Hello, I'm investigating how to deal with timezones for an application that will get to processes billions of timestamped events, generated in just about any part of the world. Timestamps are in local time (without timezone, only post- and other codes) and we need them in UTC time. Money is involved, so it is of critical importance that intervals between events are calculated correctly. There's two steps involved in this: - given some geo data and some lookup tables from a database like geopostcodes.com, determine the timezone id - convert to UTC using the latest Time Zone Database Development wise it's fairly simple to automate. We're using joda time and this library allows to plugin a custom Timezone provider which can then use the latest TZ database. However, I see some issues: 1) I noticed that certain timezone ids are deleted in newer versions: tzdata2014a contains America/Shiprock, newer versions don't. This may lead to issues whenever recalculations are needed in the future. What is the likelyhood that ids are deleted? 2) Do rules from the past ever change? In other words, can we assume that a recalculation of a past local date to a UTC date will always yield the same result with newer versions of the TZ database? If so, is this a common thing and would one then recommend saving the TZ database version with which the conversion was performed along with the UTC date? Hope one of you can shed some light! Cheers, Joris

Joris Van den Bogaert wrote:
1) I noticed that certain timezone ids are deleted in newer versions: tzdata2014a contains America/Shiprock, newer versions don't.
No, America/Shiprock is still present in the latest tz release. It's in the 'backward' file. If you're concerned about backward compatibility, you should use the 'backward' file.
2) Do rules from the past ever change?
Yes, it happens all the time as we find out more about the past (or, in some cases, find out that what we thought we knew was bogus). A proposed change of that sort for Moscow in 1921 was published today, for example; see: https://github.com/eggert/tz/commit/8d558674ce15736f4db98332e9d1e86b1555c340
would one then recommend saving the TZ database version
One might, if one knew that one was using exactly a particular TZ database version. But that's often not the case; if someone else installed your database, they may have applied their own updates, e.g., point updates for pressing changes. And depending on your configuration, perhaps the TZ database might be updated during your computation. So it might be wise for you to record both UTC and local time, instead of trying to rely on tz version.

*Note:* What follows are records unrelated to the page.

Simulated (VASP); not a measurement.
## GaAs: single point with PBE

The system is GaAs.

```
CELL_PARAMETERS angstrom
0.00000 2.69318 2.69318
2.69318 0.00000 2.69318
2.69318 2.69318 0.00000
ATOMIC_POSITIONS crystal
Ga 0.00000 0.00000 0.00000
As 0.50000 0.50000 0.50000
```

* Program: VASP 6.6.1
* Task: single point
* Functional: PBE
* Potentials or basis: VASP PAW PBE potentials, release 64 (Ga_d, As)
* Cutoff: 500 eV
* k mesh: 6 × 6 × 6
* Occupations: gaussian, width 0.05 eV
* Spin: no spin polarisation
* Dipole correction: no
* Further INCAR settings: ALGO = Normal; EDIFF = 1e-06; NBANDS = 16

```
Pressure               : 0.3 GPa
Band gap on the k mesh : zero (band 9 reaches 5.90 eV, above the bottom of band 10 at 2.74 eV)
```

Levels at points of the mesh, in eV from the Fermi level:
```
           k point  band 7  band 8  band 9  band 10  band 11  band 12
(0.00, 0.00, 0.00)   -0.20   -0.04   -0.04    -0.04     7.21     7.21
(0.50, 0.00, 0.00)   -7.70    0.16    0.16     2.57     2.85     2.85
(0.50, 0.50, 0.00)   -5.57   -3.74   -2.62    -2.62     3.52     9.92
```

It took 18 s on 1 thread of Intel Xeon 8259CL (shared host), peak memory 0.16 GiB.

Hi Paul, Oops, I forgot to compile and include "backward" as well. Many thanks. Looking at the git log, it looks like most changes are typos and adjustments to data far away in the past, like the early 1900's or Big Bang :) changes and sometimes the very near future, like Egypt and Turkey. I didn't find any substantial changes that were made in the near past. We were already planning to record both UTC and local time, but we were considering adding an extra field TZ_VERSION. With the inclusion of the "backward" file in the compilation process, that does not seem to be necessary. In addition to storing the local and UTC time, I believe we need to include the timezone id as well. If not we'd have to version the GEO lookup tables as well. Hypothetically, let's say Catalonia becomes a separate state on 1/1/2015 and decides to have a timezone UTC+01:30 instead of CET. Do you guys then decide to create a new timezone Europe/Barcelona? What (should) happens when converting the datetime 1/1/2014 with "Europe/Barcelona", a timezone that didn't exist at that time? Sorry for the trivial questions, I'm new to this field. Cheers, Joris -----Original Message----- From: Paul Eggert Sent: Sunday, June 01, 2014 2:02 AM To: Joris Van den Bogaert ; tz@iana.org Subject: Re: [tz] changes to the TZ database over versions Joris Van den Bogaert wrote:
1) I noticed that certain timezone ids are deleted in newer versions: tzdata2014a contains America/Shiprock, newer versions don't.
No, America/Shiprock is still present in the latest tz release. It's in the 'backward' file. If you're concerned about backward compatibility, you should use the 'backward' file.
2) Do rules from the past ever change?
Yes, it happens all the time as we find out more about the past (or, in some cases, find out that what we thought we knew was bogus). A proposed change of that sort for Moscow in 1921 was published today, for example; see: https://github.com/eggert/tz/commit/8d558674ce15736f4db98332e9d1e86b1555c340
would one then recommend saving the TZ database version
One might, if one knew that one was using exactly a particular TZ database version. But that's often not the case; if someone else installed your database, they may have applied their own updates, e.g., point updates for pressing changes. And depending on your configuration, perhaps the TZ database might be updated during your computation. So it might be wise for you to record both UTC and local time, instead of trying to rely on tz version.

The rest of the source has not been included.